Serious things like Ableist language in the media coverage of the Arizona tragedy (it doesn’t matter if he’s mentally ill on one level – a court has ruled him competent to stand trial. And it’s harmful to all the people who live with mental illnesses to say “Oh, he’s crazy, that’s why he shot those people”). And I’d love to contribute to the “Give This To My Daughter” blogging that’s going on, even though hypothetical future children are the hardest to shop for and write letters to.
I also want to give you guys a rundown of The First Meeting Of The Best Ever Book Club – The Room, Homecoming (for me), Many Waters (for her), S’mac (goat cheese, muenster, andouille sausage, mushrooms, rosemary) and crepes (dark chocolate and raspberry, strawberry and lemon) because the books were awesome and our innovative clubbing model is faboo.
But instead I’m going to bitch about jerks at the dog park. Because That Is What Park Slopers Do. Until they have kids. At which point they bitch about the nannies?
I’ve got some simple Dos and Don’ts for you, dog parkers, based on lo these many weeks of taking the Gracie for her late mid-afternoon constitutional.
- Let your dog off the leash in the appropriate area, of course. Once there was this woman who was just walking her dog around the be-fenced enclosure. WTF. Who is having fun in that scenario?
- Make sure your dog is not a sociopath. One of the two other dogs on our floor is apparently REALLY MAD that there are other dogs in the world. Another regular dog run denizen is a six month old, un-fixed hound who actually plays pretty well with Gracie but who is either an instigator or a target of Alpha Male ‘Tude Battles with every other dog in the run. And his owner thinks it’s cute.
- Pet other people’s dogs when they run up say hello. It’s sweet, it shows you’re not a murderer, eventually it WILL RESULT in us falling in love, so DO THE LEG WORK.
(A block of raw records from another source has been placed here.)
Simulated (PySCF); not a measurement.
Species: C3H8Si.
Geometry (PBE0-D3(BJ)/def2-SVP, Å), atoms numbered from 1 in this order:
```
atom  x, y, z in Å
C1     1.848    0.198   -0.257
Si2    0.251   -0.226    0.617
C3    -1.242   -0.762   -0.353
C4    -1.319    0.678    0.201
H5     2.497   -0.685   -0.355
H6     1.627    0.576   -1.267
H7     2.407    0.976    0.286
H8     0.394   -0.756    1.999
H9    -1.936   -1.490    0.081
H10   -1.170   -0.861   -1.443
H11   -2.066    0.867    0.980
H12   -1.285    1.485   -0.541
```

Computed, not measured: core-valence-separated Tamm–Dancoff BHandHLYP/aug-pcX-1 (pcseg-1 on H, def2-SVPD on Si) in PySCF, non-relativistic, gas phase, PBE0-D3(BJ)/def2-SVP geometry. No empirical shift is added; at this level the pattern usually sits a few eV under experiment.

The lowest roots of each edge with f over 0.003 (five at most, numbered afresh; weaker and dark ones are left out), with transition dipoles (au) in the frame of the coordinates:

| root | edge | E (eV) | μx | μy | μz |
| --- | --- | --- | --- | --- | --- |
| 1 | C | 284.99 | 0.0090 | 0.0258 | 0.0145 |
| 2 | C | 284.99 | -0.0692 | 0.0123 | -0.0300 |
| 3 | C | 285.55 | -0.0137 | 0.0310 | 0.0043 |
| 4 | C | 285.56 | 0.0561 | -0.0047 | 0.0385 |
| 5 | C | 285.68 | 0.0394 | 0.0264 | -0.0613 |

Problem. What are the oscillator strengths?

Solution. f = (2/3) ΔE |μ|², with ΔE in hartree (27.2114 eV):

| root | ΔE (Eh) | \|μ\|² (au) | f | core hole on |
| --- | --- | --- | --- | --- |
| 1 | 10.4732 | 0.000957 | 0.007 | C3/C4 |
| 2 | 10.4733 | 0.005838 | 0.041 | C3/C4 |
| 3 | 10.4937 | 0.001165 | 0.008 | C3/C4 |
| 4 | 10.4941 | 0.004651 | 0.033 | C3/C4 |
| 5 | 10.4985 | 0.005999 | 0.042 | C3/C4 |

- Think it’s cute when your dog is a sociopath. This week Gracie was being doghandled by a scrappy mini-Shepard-looking-mutt, and he actually got a yelp or two out of her. Naturally I go into full on AVENGE mode (which manifests itself in scooping the squirming wonder off the ground for a few minutes) assuming the owners would discipline, rein in, call off their dog. They did not. It was annoying and they didn’t apologize until they were almost through the gate 10 minutes later. Hmph.
- Bring your small mobile children with you to the dog run. It would be super easy to put the stroller on one side of the fence (and stay with it) while putting your dog on the other side. This one mom brought her kids, maybe 3 and 18 months into the dog run and then proceeded to freak out when any dogs got too close to them. Or they tried to touch anything. Or Gracie tried to say hi to her dog. If getting knocked over is something you really do not want for your children, why bring them to a dog run?!
- Pick up someone else’s dog. This actually applies also to cuffing, nudging, kneeing and smacking. Thanks for helping us work on Gracie’s “Down” training by crossing your arms. NO THANKS for the gratuitous smackdown you gave her – I am glad your dog just reared up and planted pup prints on your back.
Kvetching aside, I really like having a place to take Gracie where she can make doggie friends and nobody has to learn anyone’s name. Occasionally a new dog owner comes in and forces the issue and everyone’s super uncomfortable. The best is when G-Money finds a playmate who is just her size, and then it’s like that scene in X-Men 3 where Wolverine was fighting that other ademantium-clad chick or a clash of the puppy titans or something. If you have a dog, bring it on by and Gracie will kiss them on the mouth within minutes of meeting them. I don’t know how to teach “Gracie, be more reserved” with a simple command-treat exercise.